On Fri, Jun 2, 2017 at 10:18 PM, Arnd Bergmann <arnd(a)arndb.de> wrote:
On Fri, Jun 2, 2017 at 2:18 PM, Yan, Zheng <ukernel(a)gmail.com>
wrote:
> On Fri, Jun 2, 2017 at 7:33 PM, Arnd Bergmann <arnd(a)arndb.de> wrote:
>> On Fri, Jun 2, 2017 at 1:18 PM, Yan, Zheng <ukernel(a)gmail.com> wrote:
>> What I meant is another related problem in ceph_mkdir() where the
>> i_ctime field of the parent inode is different between the persistent
>> representation in the mds and the in-memory representation.
>>
>
> I don't see any problem in mkdir case. Parent inode's i_ctime in mds is set
to
> r_stamp. When client receives request reply, it set its in-memory inode's ctime
> to the same time stamp.
Ok, I see it now, thanks for the clarification. Most other file systems do this
the other way round and update all fields in the in-memory inode structure
first and then write that to persistent storage, so I was getting confused about
the order of events here.
If I understand it all right, we have three different behaviors in ceph now,
though the differences are very minor and probably don't ever matter:
- in setattr(), we update ctime in the in-memory inode first and then send
the same time to the mds, and expect to set it again when the reply comes.
- in ceph_write_iter write() and mmap/page_mkwrite(), we call
file_update_time() to set i_mtime and i_ctime to the same
timestamp first once a write is observed by the fs and then take
two other timestamps that we send to the mds, and update the
in-memory inode a second time when the reply comes. ctime
is never older than mtime here, as far as I can tell, but it may
be newer when the timer interrupt happens between taking the
two stamps.
We don't use request to send i_mtime/i_ctime to mds in this case.
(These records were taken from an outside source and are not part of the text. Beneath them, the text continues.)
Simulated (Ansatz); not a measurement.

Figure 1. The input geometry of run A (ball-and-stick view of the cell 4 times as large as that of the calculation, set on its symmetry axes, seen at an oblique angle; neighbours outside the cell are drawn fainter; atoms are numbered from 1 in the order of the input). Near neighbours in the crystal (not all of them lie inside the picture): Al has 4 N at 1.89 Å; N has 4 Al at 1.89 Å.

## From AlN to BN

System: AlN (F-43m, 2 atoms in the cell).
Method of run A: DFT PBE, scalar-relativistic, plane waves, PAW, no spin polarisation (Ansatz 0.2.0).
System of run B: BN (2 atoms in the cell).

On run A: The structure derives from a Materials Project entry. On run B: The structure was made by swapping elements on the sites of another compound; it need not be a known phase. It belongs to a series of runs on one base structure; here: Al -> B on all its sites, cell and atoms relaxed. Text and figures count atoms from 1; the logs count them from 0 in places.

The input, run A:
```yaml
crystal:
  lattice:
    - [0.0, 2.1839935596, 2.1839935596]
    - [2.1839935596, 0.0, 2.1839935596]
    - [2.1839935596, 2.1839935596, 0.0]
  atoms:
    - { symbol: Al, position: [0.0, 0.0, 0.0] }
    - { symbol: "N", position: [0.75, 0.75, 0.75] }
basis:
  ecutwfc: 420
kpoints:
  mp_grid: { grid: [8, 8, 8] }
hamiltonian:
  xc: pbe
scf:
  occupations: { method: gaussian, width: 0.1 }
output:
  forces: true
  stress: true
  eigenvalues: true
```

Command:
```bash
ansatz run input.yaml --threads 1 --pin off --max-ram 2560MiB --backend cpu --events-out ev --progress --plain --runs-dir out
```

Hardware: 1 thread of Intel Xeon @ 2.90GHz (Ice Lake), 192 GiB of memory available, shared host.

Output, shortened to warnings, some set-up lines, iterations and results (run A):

Instead, we use cap flush message. i_mtime/i_ctime are directly
encoded in cap flush message. When mds receives the cap flush message,
it writes i_mtime/i_ctime to persistent storage and sends a cap flush
ack message to client. (when client receives the cap flush ack
message, it does not update i_mtime/i_ctime). There is no issue as you
described.
- in all other calls, we only update the inode (and/or parent inode)
after the reply arrives.
There are two cases. 1. Client updates in-memory inode's ctime, it
sends the new ctime to mds through cap flush message. 2. client set
mds request's r_stamp and send the request to mds. MDS updates
relavent inodes' ctime and sends reply to client. Client updates
in-memory inodes' ctime according to the reply.
Regards
Yan, Zheng
Arnd